As California's "north vs. south" World Series fades into memory, a state election looms in which Democrats could pull off the first single-party sweep of the state's top seven elected offices in more than half a century.
The two events one social/cultural, one political are calling attention to the demographics of the nation's most economically important and politically influential state. What analysts are finding is that long-held notions of California as a Republican-leaning megastate, split roughly in two between a liberal north and a conservative south, are morphing like the Anaheim Angels' computer-generated "rally Monkey."
The more accurate new paradigm, experts say, is a map cutting east-west like a banana split, with a strongly Democratic coastal zone facing off against an increasingly Republican east.
The shift carries significant long-term implications for California's politics, its clout in Washington, and its social identity.
"The changes within California from essentially a north-south paradigm to an east-west paradigm hold the keys to how politicians of all stripes must recast their strategies to appeal to the state's jackpot of voters," says Mark Baldassare, director of the California Public Policy Institute.
Demographics have been moving slowly in this direction for a decade, he says. But they have only recently begun to shatter old notions that are reinforced by visible, but essentially shallow, rivalries such as sports loyalties.
The causes include steady and gradual shifts: the rise of Hispanic and Asian middle classes, the repopulating of San Joaquin Valley by commuters, and the loss of half a million defense/aerospace jobs in Southern California in the early 1990s.
Most important, analysts say, is the quest for middle-class housing by young, mainly white families who have been priced out of homes in Orange, Los Angeles, and San Francisco counties, as well as posh communities in Santa Barbara, San Diego, Monterey, and Marin counties.
The search for lower-cost housing has taken hundreds of thousands of families inland both to the vast Central Valley and to the so-called "inland empire" of San Bernardino, east of Los Angeles.
Agricultural communities that long voted Democratic are seeing influxes of families with a conservative bent, turning the map of California into its own clone of the Bush-Gore presidential race with its rural-urban, churchgoing-secular distinctions.
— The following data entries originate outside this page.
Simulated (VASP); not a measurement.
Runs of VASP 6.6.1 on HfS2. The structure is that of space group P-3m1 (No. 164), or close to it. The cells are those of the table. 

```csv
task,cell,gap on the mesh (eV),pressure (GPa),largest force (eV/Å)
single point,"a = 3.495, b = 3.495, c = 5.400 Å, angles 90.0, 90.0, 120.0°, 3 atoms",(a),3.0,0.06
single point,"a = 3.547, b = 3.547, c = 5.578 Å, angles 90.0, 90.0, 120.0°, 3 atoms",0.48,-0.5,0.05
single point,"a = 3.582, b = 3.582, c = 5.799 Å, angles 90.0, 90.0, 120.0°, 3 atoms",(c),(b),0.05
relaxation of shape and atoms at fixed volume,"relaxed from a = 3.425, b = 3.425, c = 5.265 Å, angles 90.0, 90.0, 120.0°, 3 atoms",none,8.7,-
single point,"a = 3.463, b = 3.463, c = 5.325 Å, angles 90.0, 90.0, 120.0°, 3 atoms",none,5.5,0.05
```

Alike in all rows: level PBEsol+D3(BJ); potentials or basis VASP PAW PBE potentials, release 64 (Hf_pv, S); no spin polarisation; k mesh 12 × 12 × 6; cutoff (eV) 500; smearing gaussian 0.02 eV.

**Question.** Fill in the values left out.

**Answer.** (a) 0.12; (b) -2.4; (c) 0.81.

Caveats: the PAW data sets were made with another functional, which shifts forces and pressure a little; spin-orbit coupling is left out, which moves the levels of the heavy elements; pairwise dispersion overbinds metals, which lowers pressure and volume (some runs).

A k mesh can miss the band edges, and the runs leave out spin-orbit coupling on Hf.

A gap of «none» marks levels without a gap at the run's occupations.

"Every good political consultant worth his salt is rethinking the way politics must be played in this state," says Dan Schnur, a Republican strategist.
Consider the contrast between the presidential-race outcomes in 2000 and 1968: Two years ago, Democrat Al Gore carried 20 of the state's 58 counties almost all of them touching the Pacific Ocean (or San Francisco Bay), crushing Republican George Bush statewide by a vote of 53 percent to 41 percent. In 1968, Democrat Hubert Humphrey won 21 of 58 counties all but three north of San Jose, losing the state by 3 points to Richard Nixon.
That change for national candidates is also reflected in the state legislature and congressional districts. Republicans, who held about half of San Francisco area legislative seats 20 years ago, now hold just one seat there a seat that could shift to Democrats next week.
In the same way, Democrats in the 1970s held all of the Central Valley's congressional districts but now have 3 of 10, which could drop to two this fall.
In the governor's race, too, Republican Bill Simon leads inland, while Democrat Gray Davis has a wide lead in coastal, metro areas.
"Now, the GOP must overcome a much greater Democrat surplus in the metro counties. And given the new political geography, they can only do this by turning out the inland county vote and wooing middle-class Latinos," says Alan Heslop, a demographer at Claremont McKenna College in Claremont, Calif.
To explain the new shift to out-of-state residents, experts use the coastal range of mountains as a convenient geographic dividing line. Coastal cities are increasingly dominated by those more inclined to a host of liberal issues from the environment to education. San Francisco, long a Democratic stronghold, is now even more so with Republicans making up 13 percent of voters, versus 29 percent in 1970.
Inland Riverside county, by contrast, is 35 percent Democratic today, down from 50 percent in 1970, and virtually all elected offices are held by Republicans.
For now, the big question marks are which party will go after new voters more vigorously, especially independent "swing" voters and Latinos, who are projected to be the state's largest ethnic group by 2014.
"The Democrats are appealing to Independent voters, and the Republicans are in trouble because their ideas don't mesh with these key swing voters on guns, environment, abortion," says Sherry Jeffe, an analyst at the University of Southern California. "That's why Simon is in trouble."
The new dynamic promises to insure that the state continues as an incubation spot for a host of policy and citizen initiatives.
"The US national government as a whole is more controlled by the thin, marginal advantage of inland, conservative, rural types right now, while California is controlled by its liberal coast," says Bruce Cain, political scientist at University of California, Berkeley. "That means the country's largest state will continue to stand out from the rest on issues from the Iraqi war to social policies."
But he and others caution against rewriting the new paradigm in permanent ink. Water issues are likely to reignite in the next few years, analysts say, which could reinforce the old north-south rivalry.